June 19, 2007

Progress report and back on track

I'm happy to get back to hacking this week.
Last two weeks have been almost completely lost due to some urgent reallife issues back in my home country. So I had nothing to do than just to shift my flight and to solve the problems. This was completely unplanned, and left me for two weeks without a single commit, thus making my supervisors nervous about the outcome of my project. Now I can be on the channel, commit daily and blog twice a week, as Egon recommended and as he now insists.
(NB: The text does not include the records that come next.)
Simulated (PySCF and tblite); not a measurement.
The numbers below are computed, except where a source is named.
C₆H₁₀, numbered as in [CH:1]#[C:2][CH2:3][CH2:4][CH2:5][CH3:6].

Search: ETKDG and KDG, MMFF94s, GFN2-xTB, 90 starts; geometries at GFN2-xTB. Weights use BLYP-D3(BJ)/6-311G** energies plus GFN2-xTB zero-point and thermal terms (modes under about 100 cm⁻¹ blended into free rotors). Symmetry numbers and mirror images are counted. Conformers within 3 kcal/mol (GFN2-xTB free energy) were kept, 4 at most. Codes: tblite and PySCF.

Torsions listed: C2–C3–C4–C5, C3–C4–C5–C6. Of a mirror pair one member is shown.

CML2 SAX streamanalyzer in kfile-chemical.
While reading the CML specifications, I thought that there is too much flexibility in it, hence making it hard to parse. To start I took few CML2 samples from Jerom's Chemical Structure 2.0 project which is a part of the BlueObelisk data repository. These files already contain the information, it just had to be extracted. I wrote the analyser based on streamsaxanalyzer. I used xmlindexer and strigicmd tools to see how the analyzer works. I will try to extend the analyzer to support the variety of CML's I can find in the wild. To disribute sample test files together with kfile-chemical I need them to be free/to have a proper license. I am not sure whether the test files from the Chemical MIME project can be included. Please comment on that if you have any clue.

Test suite in kfile-chemical.
I have added a python test suite and the first testcase of 20+ tests is for the CML analyzer. Strigi is intefaced via xmlindexer and strigicmd. I find these command line tools useful for testing, since they do not use any central storage or daemons to work. The test fixtures prepare a clean directory and the list of sample CML files, so that every test in the testcase is executed in a clean environment. For all the test I have used clucene backend. All tests run pretty fast, except for the valgrind test for memory leaks.

The analyzers which are not covered by tests and which are not compliant with current Strigi ontology fieldproperties have been temporary disabled. You can expect most of them to be fixed and enabled back later this week.

CML testcase showed that querying by InChI (chemical.inchi=...) gives me false positives. So there is a question now whether FieldRegister::stringType is suitable to handle exact identifiers like InChI or it is better to make it binary.

I was also wondering why chemistry.name (content.title is its parent) in xmlindexer is turned to content (exactly, not content.title) in strigicmd with clucene backend.

The search by content.version field returns no results and when querying a float molecular weight (chemistry.molecular_weight:58.1222) is gives me no results too.

This leaves me with 3/20 tests failing.

InChI generator.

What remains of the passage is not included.